Until the traffic investigation is completed, the deaths are being classified as vehicular fatalities, not homicides, said San Jose police Sgt. Heather Randol. The crash is the 26th traffic incident in San Jose this year resulting in a death.
Randol said police are following leads and searching for the registered owner of the Mercedes. So far, the vehicle has not been reported as stolen.
About 3:16 a.m. Monday, two California Highway Patrol officers in a car observed a Mercedes weaving and speeding on northbound 101, according to CHP spokesman Chris Falkowski. The car exited at the Brokaw Road-First Street offramp, and officers followed, turning on their emergency lights at the end of the ramp.
After turning left onto Brokaw, "the vehicle gave the appearance it was going to yield on the right shoulder at Brokaw and First Street," Falkowski said. But suddenly, it accelerated, sped through a red light and turned left onto North First Street.
The officers decided against pursuing the car and turned off their emergency lights, Falkowski said. They waited for the light to turn green, then turned left onto North First Street. While stopped at a left-turn signal at Matrix Boulevard to return to the freeway, they noticed a car with hazard lights blinking about half a mile ahead on North First.

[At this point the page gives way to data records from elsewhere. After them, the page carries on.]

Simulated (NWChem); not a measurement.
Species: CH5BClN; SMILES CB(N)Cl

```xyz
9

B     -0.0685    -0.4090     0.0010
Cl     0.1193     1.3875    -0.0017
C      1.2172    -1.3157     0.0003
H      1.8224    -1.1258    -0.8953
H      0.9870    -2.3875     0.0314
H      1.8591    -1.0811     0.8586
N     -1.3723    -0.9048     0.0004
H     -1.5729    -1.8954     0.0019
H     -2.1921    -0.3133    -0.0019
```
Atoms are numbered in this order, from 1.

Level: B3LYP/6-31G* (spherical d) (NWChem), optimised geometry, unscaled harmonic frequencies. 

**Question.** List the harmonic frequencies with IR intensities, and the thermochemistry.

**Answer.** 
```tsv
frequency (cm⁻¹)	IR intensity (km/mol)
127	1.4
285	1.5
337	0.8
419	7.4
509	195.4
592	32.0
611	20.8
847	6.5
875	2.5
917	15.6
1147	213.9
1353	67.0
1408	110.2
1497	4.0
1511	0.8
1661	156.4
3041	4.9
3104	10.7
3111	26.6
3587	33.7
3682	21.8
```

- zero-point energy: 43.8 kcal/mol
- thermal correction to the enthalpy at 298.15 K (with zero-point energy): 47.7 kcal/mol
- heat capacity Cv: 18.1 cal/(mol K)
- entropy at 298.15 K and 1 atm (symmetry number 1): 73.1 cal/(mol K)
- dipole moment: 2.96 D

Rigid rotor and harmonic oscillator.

The CHP officers drove to investigate and found that at the intersection of Skyport Drive the Mercedes had collided with a Yaris.
The two officers, whom Falkowski would not identify, radioed for help and began administering first aid to the occupants of the Yaris.
San Jose firefighters, paramedics and San Jose Police soon arrived.
Falkowski said that while the CHP have the right to pursue vehicles on city streets, officers weigh the risk versus the gain from a pursuit. He noted that North First, with several hotels, a 24-hour Denny's and Mineta San Jose International Airport nearby, could have pedestrians and motorists.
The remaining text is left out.